To illustrate this, consider compressing the following 1D array of four floats

float f[4] = { 1, 1e-1, 1e-2, 1e-3 };

using the zfp command-line tool:

zfp -f -1 4 -a 0 -i input.dat -o output.dat

In spite of an error tolerance of zero, the reconstructed values are:

float g[4] = { 1, 1e-1, 9.999998e-03, 9.999946e-04 };

with a (computed) maximum error of 5.472e-9. Because f[3] = 1e-3 can only be approximately represented in radix-2 floating-point, the actual error is even smaller: 5.424e-9. This reconstruction error is primarily due to zfp’s block-floating-point representation, which expresses the four values in a block relative to a single, common binary exponent. Such exponent alignment occurs also in regular IEEE floating-point operations like addition. For instance,

float x = (f[0] + f[3]) - 1;

should of course result in x = f[3] = 1e-3, but due to exponent alignment a few of the least significant bits of f[3] are lost in the rounded result of the addition, giving x = 1.0000467e-3 and a roundoff error of 4.668e-8. Similarly,

float sum = f[0] + f[1] + f[2] + f[3];

should return sum = 1.111, but is computed as 1.1110000610. Moreover, the value 1.111 cannot even be represented exactly in (radix-2) floating-point; the closest float is 1.1109999. Thus the computed error

float error = sum - 1.111f;

which itself has some roundoff error, is 1.192e-7.

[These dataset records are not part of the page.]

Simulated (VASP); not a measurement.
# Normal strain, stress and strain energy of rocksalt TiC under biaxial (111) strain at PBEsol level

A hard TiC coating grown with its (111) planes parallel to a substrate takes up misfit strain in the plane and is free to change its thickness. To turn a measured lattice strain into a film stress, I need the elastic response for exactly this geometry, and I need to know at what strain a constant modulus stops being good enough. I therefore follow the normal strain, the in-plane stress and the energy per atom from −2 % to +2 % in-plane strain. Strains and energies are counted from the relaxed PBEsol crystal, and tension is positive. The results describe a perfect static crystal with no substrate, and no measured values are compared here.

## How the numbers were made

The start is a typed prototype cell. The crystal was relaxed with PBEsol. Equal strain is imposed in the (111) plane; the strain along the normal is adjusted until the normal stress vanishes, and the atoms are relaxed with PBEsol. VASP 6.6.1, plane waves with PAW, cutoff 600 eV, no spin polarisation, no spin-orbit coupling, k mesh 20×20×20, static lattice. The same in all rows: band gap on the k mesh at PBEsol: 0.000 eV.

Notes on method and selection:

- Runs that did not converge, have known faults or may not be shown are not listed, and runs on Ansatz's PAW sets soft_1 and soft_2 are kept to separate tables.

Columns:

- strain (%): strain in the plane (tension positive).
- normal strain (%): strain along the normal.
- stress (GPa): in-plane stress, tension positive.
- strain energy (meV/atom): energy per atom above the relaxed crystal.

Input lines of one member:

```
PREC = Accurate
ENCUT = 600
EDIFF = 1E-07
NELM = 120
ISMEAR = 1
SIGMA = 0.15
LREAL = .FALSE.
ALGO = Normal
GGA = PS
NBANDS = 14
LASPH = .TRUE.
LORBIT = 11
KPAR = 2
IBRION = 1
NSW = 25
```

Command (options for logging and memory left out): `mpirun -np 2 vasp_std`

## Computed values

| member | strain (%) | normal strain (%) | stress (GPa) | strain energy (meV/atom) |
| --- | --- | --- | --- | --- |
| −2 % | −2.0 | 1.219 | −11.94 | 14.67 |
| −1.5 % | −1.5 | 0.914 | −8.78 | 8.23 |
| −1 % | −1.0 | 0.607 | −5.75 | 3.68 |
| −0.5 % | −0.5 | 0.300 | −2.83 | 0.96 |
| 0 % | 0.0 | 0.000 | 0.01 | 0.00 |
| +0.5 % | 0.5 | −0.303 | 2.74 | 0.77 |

Phew! Note how the error introduced by zfp (5.472e-9) is in fact one to two orders of magnitude smaller than the roundoff errors (4.668e-8 and 1.192e-7) introduced by IEEE floating point in these computations. This lower error is in part due to zfp’s use of 30-bit significands compared to IEEE’s 24-bit single-precision significands. Note that data sets with a large dynamic range, e.g., where adjacent values differ a lot in magnitude, are more susceptible to representation errors.

The moral of the story is that error tolerances smaller than machine epsilon (relative to the data range) cannot always be satisfied by zfp. Nor are such tolerances necessarily meaningful for representing floating-point data that originated in floating-point arithmetic expressions, since accumulated roundoff errors are likely to swamp compression errors. Because such roundoff errors occur frequently in floating-point arithmetic, insisting on lossless compression on the grounds of accuracy is tenuous at best.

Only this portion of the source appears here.